President Donald Trump is trying to justify his decision to deploy National Guard troops to the Los Angeles area this weekend by describing protesters broadly as violent “insurrectionists” hell-bent on destroying the city. It’s a dishonest claim meant to delegitimize protest — and it foreshadows a more sinister power grab.
Here’s a quick overview of the events leading up to Trump’s insidious intervention.
Make no mistake: The real escalation here came from Trump.
On Friday, protesters took to the streets in response to a series of federal immigration raids across L.A. at places including a clothing store and areas where day laborers gather to find work. According to The Guardian’s detailed timeline of the demonstrations over the weekend, those protests were “mostly peaceful,” involving a few hundred people concentrated in downtown L.A. At times, authorities acted aggressively toward nonviolent protesters. David Huerta, the president of Service Employees International Union California, was “arrested while apparently doing little more than standing and observing one of the immigration raids,” according to The Guardian. The LAPD used tear gas to break up a crowd after a “tense but largely non-violent standoff” with police, per The Guardian.
On Saturday, protesters demonstrated in Paramount, a small city 20 miles south of downtown L.A., where federal agents were rumored to be conducting more raids. Protesters reportedly numbering in the hundreds gathered outside places they believed to be the site of raids. According to The New York Times, some threw rocks and other objects at law enforcement vehicles, and law enforcement officials responded by tear-gassing them. As clashes with law enforcement intensified over the course of the afternoon, protesters set three fires — including one of a vehicle in a street intersection, according to The Guardian.

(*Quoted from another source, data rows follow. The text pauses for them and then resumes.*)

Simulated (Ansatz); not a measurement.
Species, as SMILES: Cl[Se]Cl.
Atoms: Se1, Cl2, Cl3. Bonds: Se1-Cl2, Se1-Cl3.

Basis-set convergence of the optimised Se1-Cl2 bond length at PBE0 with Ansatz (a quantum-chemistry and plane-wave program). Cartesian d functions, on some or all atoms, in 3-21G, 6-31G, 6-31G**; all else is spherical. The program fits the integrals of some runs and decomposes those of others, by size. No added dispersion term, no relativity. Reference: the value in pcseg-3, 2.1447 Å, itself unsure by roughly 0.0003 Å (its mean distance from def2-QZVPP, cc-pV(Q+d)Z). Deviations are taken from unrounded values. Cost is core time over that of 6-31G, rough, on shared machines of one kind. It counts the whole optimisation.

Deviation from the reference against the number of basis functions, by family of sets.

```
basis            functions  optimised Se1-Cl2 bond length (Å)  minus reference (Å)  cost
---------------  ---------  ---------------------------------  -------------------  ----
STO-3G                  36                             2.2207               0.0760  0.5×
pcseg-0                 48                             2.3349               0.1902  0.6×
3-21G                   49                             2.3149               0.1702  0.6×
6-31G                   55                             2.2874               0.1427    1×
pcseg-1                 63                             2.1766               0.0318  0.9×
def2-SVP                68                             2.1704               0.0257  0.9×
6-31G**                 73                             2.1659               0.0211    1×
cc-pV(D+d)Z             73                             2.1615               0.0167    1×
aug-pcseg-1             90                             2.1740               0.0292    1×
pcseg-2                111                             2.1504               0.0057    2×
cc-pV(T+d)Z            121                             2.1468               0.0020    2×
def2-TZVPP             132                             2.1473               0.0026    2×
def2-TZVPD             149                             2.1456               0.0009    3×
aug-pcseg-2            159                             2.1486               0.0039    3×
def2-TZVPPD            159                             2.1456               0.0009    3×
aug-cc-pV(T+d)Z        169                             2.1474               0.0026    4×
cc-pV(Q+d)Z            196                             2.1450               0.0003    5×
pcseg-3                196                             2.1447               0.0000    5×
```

It was at this point — early Saturday evening — that Trump decided that he wanted to send in National Guard troops to quell a “rebellion.” And, with that, he gave away the game.
Did those protests sound raucous and like the kind of thing that could escalate? Yes. Were they the kind of protests that imminently required law enforcement power beyond the vast resources of Los Angeles County and the state of California? Absolutely not. By the standards of American protests and riots, these actions were mostly contained. Yet, Trump signed a memo sending 2,000 National Guard troops to California — overriding the objections of California Gov. Gavin Newsom and Los Angeles Mayor Karen Bass.
“Let’s be real about this,” Bass said at a Sunday news conference. “This is about another agenda. It’s not about public safety.” Newsom said in a statement, “We didn’t have any problem until Trump got involved,” and he called Trump's sending in the National Guard a “breach of state sovereignty” that would only inflame the situation.
Make no mistake: The real escalation here came from Trump.
Trump preposterously claims that he saved L.A. from being “completely obliterated,” when in reality he has only increased tensions between protesters and the police and made the clashes more high-profile. On Sunday — after National Guard troops were deployed — L.A. Police Chief Jim McDonnell observed that the protests were “getting increasingly worse and more violent.” I would venture to guess that Trump’s aggressive attempts at repression are likely to cause a surge in protest activity, both nonviolent and violent, precisely because he has turned the situation into a showdown and a show of force.
And Trump’s attempts to describe the protesters as mounting an “insurrection” — a violent effort to overthrow the government — ring hollow as the protests broadly are clearly dissenting against Trump’s mass deportation campaign. This is obvious from the signage and chants of the protesters and the fact that they’re gathering at places associated with immigration raids to register their objections.
Trump’s actions are deeply alarming on a legal level. Elizabeth Goitein, senior director of the Liberty and National Security Program at the Brennan Center for Justice, described his decision to deploy National Guard troops in the manner he has as “completely unprecedented” and noted that “the use of the military to quell civil unrest is supposed to be an absolute last resort.” And New York University law professor Ryan Goodman has pointed out that in Trump’s memo federalizing the National Guard, Trump includes First Amendment-protected protest in his definition of a “rebellion” against the U.S. government. “Such a claim would make authoritarians blush,” he said.
Trump's potential future use of the Insurrection Act looms on the horizon. The rarely used law would be more dangerous than the order he just used to federalize National Guard troops, because it would expand what kinds of armed forces he could deploy and because those forces would have more expansive law enforcement capabilities under the act. As Rachel VanLandingham, a law professor at Southwestern Law School, recently pointed out for MSNBC, Trump's provocation has made that outcome likelier: "By inflaming tensions by sending in federal troops ... Trump may have created the need to invoke the Insurrection Act, thus allowing him to order not only the National Guard, but also active duty troops to police the streets of Los Angeles."
There wasn’t a real crisis in L.A. until Trump intervened. But that's exactly what he wanted.